As I argued in Foreign Policy’s blog this week, the rule change is not just beneficial to developing countries, but potentially to the United States and its allies too. If oil money is not managed well, it tends to get used to fund civil and international wars in the future. Those wars will almost inevitably draw in the United States, making them costly in both blood and treasure.
Research shows that oil-producing states led by revolutionary governments are more than three times as likely to instigate militarized interstate disputes as a typical state. Oil income can make petrostates aggressive, which leads to wars like Iraq’s invasion of Kuwait and Libya’s various battles with Chad and other neighbors. Such wars are likely to happen again, especially as sixteen developing countries become new oil exporters in the near future. [My book on this subject, Petro-Aggression: When Oil Causes War, is forthcoming (2013).]
Along with many others, I believe that transparency can help mitigate the resource curse. But I also think transparency is a “probably necessary, and certainly not sufficient” condition for promoting good governance in the extractive industries. The “probably necessary” introduces one caveat – we lack really solid evidence on this point – but there is a bigger issue here.

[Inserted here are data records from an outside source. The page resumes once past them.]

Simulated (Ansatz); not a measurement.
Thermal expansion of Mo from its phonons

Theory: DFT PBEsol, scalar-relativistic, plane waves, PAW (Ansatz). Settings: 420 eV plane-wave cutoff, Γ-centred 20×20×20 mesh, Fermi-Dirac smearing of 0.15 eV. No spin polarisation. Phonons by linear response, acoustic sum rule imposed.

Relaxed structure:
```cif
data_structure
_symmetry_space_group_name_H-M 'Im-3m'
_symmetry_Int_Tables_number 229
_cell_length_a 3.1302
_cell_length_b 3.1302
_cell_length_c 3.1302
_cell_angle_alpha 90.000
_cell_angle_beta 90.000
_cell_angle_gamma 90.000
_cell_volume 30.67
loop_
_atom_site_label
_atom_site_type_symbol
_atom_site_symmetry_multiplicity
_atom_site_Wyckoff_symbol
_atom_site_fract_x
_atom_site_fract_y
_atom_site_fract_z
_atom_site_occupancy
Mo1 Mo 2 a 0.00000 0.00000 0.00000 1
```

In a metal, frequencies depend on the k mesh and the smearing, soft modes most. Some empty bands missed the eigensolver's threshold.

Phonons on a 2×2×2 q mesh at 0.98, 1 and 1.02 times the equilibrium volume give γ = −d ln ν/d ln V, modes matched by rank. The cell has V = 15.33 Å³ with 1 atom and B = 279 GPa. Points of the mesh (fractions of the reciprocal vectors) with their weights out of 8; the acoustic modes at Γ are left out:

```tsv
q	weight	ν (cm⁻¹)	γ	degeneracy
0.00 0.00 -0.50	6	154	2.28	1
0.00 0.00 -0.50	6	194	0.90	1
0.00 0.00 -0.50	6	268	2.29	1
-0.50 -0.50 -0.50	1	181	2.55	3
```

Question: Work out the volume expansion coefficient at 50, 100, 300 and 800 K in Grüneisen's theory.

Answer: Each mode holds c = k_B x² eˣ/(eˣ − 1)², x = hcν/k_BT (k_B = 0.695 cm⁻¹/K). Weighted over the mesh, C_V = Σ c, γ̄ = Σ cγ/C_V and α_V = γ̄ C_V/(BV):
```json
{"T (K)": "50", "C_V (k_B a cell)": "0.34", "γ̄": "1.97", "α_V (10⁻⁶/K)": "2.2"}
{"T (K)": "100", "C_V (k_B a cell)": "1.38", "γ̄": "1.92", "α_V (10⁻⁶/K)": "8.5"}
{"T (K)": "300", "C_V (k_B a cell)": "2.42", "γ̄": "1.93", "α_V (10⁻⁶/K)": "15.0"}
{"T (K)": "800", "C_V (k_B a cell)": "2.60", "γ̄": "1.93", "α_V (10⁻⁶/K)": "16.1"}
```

My principal concern is about the “not sufficient” part of transparency. We’d like to know what else a country needs to do to avoid the resource curse, because nobody thinks transparency is a panacea. I think there’s an opening here to study the extent that transparency actually enables the kind of political accountability and good governance that advocates hope it does. (Some work on this issue is already underway: see Gillies and Dykstra in Cheng and Zaum, 2011)
Part of what makes this challenging is that ideally we would like to study countries that have had a significant change in transparency even as oil income (or possibly other resource income flows) remains constant. Such cases are hard to find: the resource curse being what it is, oil money and lack of transparency typically go hand in hand.
So, fellow political scientists, how about it? How can we advance understanding of the conditions under which transparency leads to greater political accountability, lower corruption, and/or less frequent violent conflict?